In Africa, marriage is not such a big deal. Of course, your viewpoint on this will alter, as it does on everything else, with the color of your skin. If you're white, you may be on your second or third marriage; if you're black, you may well find that even one marriage is not possible. Wars and the mines in South Africa have long since stripped the land of its menfolk and marriage of any practicality.
William Duggan's novel, "Lovers of the African Night," has a way of confounding such things: His book is almost all about marriage. The hero, Boko, comes back from the war--not in Angola or Zimbabwe--we're back in World War II, with strangely modern feelings of Angst about marriage. The home he returns to--a place Duggan rather quaintly calls Kalahariland--is full of women literally starving for men. They bring out their pots and try to cook up husbands. Boko then pursues his aim to become chief of the BaNare tribe, and we move on to a second tribe of women, the Atas. These women, more than just starving for men, have never been able to acquire a single husband among the lot of them. Nor do they produce anything but daughters.
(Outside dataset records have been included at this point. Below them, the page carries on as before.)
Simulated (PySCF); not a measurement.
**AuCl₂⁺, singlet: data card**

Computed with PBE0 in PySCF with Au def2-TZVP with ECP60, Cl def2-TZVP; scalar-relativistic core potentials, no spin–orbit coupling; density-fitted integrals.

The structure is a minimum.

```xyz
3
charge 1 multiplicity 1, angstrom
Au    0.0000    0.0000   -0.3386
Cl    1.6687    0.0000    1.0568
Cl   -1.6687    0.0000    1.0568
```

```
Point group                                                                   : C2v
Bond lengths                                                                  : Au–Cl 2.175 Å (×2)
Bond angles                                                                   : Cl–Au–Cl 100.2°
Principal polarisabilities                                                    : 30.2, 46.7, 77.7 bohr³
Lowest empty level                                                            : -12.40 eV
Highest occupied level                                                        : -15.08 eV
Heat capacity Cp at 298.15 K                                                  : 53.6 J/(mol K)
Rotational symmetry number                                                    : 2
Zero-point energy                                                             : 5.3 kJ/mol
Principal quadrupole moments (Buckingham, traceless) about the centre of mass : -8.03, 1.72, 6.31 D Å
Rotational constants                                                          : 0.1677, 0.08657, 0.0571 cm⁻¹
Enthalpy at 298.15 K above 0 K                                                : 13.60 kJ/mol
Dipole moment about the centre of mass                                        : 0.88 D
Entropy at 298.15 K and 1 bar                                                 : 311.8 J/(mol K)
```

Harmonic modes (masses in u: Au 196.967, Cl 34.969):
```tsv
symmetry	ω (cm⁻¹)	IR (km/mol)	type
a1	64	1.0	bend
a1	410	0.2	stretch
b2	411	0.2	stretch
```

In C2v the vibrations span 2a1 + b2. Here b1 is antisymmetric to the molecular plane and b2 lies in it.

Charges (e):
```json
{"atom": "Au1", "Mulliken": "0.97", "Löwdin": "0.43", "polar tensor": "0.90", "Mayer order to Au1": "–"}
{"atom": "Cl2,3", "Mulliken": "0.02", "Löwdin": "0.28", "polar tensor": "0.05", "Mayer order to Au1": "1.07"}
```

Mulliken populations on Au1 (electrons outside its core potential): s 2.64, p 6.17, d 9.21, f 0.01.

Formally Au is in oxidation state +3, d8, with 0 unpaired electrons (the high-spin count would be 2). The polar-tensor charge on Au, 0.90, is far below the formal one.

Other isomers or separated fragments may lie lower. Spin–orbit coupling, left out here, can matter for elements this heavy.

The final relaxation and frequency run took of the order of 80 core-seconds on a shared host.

The book takes up the story, told with daunting simplicity, of one of the Ata women who determines to overturn the promiscuous history of her tribe, by marrying. Her aim in life, like her mother's before her, is, "to love only one man, forever." Yet she allows herself to be impregnated by the first man who comes along. He abandons her the following morning. Ata takes up her saucepan (having learned to cook with an English madame, whose marriage is in trouble) and sets off to Johannesburg to pursue her lover. She finds and marries him. The marriage fizzles out.
So much for the story. Johannesburg is described in equally simplistic terms: "It was a place of danger, of injustice, of opportunity, mystery and gold." Duggan takes up none of these themes, however. He places his book in South Africa just long enough to avail himself of one of the major events in South African history--in a place he, not so quaintly, calls, Sharpetown.
Much later in "Lovers of the African Night" Ata's son, the first Ata male, also stumbles into South Africa. He, too, stays just long enough to figure in another major event in South African political life--the revolt of the children.
Duggan, in his second novel set in Africa, is trying to deal with some of the real changes that have happened in a remote part of Africa called Botswana. He lacks the art that a Dinesen would employ to illuminate her world and, most oddly, he ignores the most obvious and fascinating character at his disposal--Africa. There is no sense of the continent in this novel; Duggan's descriptive powers never venture beyond compound, clearing, field and village. The characters he does give us are linear, and the intelligence is so thin that even the scent of the plot grows weak. It's exasperating that such ingredients could end up in such watery stew.
Yet, Duggan, unlike many a colonial before him (he's an agricultural consultant) has written a book without condescension. He attempts to enter and describe a purely African world, which is, in itself, unusual enough. He doesn't shove his Africans into a back room and pull them out when servants are needed, and he does make their world credible.
I think what one misses in this novel is range: "Lovers of the African Night" conveys nothing of the uniqueness of Africa nor do we get any new insights into the nature of human beings. It reads rather like romantic fiction, and this, perhaps, is what it is. An inappropriate genre for a continent as mighty as Africa.